Naming conventions for servers, two years later
A few years ago, I wrote an article explaining how do I name servers. Since then, little changed, and conventions used in companies are still insane. Mentality hasn't changed either, and it's still considered professional to have arbitrary, meaningless names nobody could remember.
The benefits of explicit, meaningful host names are, however, high:
An obvious reason is that it reduces errors. I stopped counting the number of times where, using customers' systems, I connected remotely to a wrong server, and noticed my mistake only half an hour later. Those mistakes have a very concrete cost, not only in terms of wasted time, but also in terms of outages which could be caused by operations performed on a wrong machine.
Conventions which make it difficult to differentiate between environments are particularly harmful. And by differentiation, I don't mean having a “p” for production and “s” for staging in a name such as “stxp4508-g2p-lac,” because, frankly, most persons are totally unable to notice one letter differences in total garbage. It should be needless to explain what could be the consequences of running commands on a production server, believing that you're on a development machine.
ssh-ing to wrong machines, which one shouldn't do anyway in a company with a decently mature infrastructure, the errors could also creep in when (1) changing configuration or (2) studying logs. Those are exactly two situations where you absolutely need to avoid any distraction caused by unclear host names, and prevent any mistakes between different machines. Spending an hour wondering why there is a mismatch between the bug report sent by a user and the actual logs, and discovering that you were looking at the logs of a different machine isn't a nice situation.

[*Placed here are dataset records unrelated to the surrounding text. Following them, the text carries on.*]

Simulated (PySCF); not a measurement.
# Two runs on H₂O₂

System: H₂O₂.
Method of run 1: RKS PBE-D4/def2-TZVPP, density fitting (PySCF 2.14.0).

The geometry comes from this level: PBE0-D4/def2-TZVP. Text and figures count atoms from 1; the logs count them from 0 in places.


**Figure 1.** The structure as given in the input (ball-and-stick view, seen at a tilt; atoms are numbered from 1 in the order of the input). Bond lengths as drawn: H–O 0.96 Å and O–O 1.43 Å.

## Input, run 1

A more minor reason is that it saves time even when no human errors are made. When names are clear, if I want to target a specific machine, I just do it. When names are cryptic, I need to copy-paste the name from somewhere. If it's a web page or an Excel spreadsheet, this means that I need to open one. This also means that somebody, somewhere, needed to create this page or spreadsheet, and needs to maintain it.
For some conventions, a change of a purpose of the server or a change of ownership could necessitate it to be renamed. Renaming a server isn't an easiest thing to do, given the dependencies (monitoring tools, apps). This usually leads to the decision to postpone the operation, and, years later, the server still has an old name. If the convention is actually used, the situation becomes error prone by itself.
In the case of one customer, the names of machines contained the administrative names of the divisions owning the servers. When a server changed ownership, nobody could afford spending several days cleaning the mess after renaming it, so its original name was preserved. When the server performed a DOS attack on one of the internal services, the team handling this service sent an alert to the team which should have been the owner of the server according to its name. However, this team, not owning this server any longer, couldn't respond, and nobody knew which team was responsible now. It's only a week later than someone from the concerned team noticed something strange happening.
Finally, having a name of the concerned application in the host name makes it possible to identify very easily all the servers which are used by an application by simply
grep-ing the list of servers.
There are, however, a few limitations as well.
While I believe that this approach scales well, I have used it in practice on only a tiny infrastructure: only seventy-five machines, and only one person to control their naming. While using the same approach in a company with thousands of machines doesn't scare me a lot, the human factor could, indeed, be a serious threat. It is technically possible to identify the naming patterns and enforce them, but not for every machine. For instance, my
http-machines or machines which host databases have very uniform names, but some just can't follow the rules. An example is a machine which handles dynamic IP updates and is called
dyn-updater. Another case is the machine named
pxewhich serves as a PXE server to rebuild physical machines. Large companies will have more of those very specific cases, and naming and tracking those servers could easily become a mess.
The change of application name would necessitate to rename a lot of machines. One solution would be to use a codename for a project, and a commercial name for the public. This clearly doesn't work in my case, where most projects are open sourced anyway. Moreover, I believe that this double naming creates unnecessarily complexity for dubious benefits.
This naming convention and Windows are mutually exclusive (should I put that as a benefit, rather than a limitation?) The fifteen characters limit is hit by all but most basic machines. For example, one of the instances hosting this blog,
http-blog-failover, contains eighteen characters, that is three extra characters. I cannot see any way to keep the names sane while squeezing them in the NetBIOS limit. They would necessarily become unreadable and inexpressive.
The longest machine name so far,
http-bookshelf-www-failover, contains twenty-seven characters. This is far from the sixty-three characters limit on Unix, but with the possible addition of domains, this would become
pelicandd-http-bookshelf-www-failoverwhich gives thirty-seven characters. With additional staging environment, this could get us to
pelicandd-http-staging-bookshelf-www-failover, that is forty-five characters. The names of applications should remain short enough to accommodate for potential suffixes or prefixes.
To conclude, if you have an infrastructure managed by a small team where everyone is responsible enough to care about readable server names, and if you use Unix-based machines only, there are few reasons not to use this naming pattern. It makes your life easier, and makes it unnecessarily to have a dedicated mapping system between humanly readable information and cryptic identifiers which are used by mistake as machine names. If you do use Windows, then the schema is unfortunately not for you; but, well, if you do use Windows, you have other, more crucial problems to solve, right?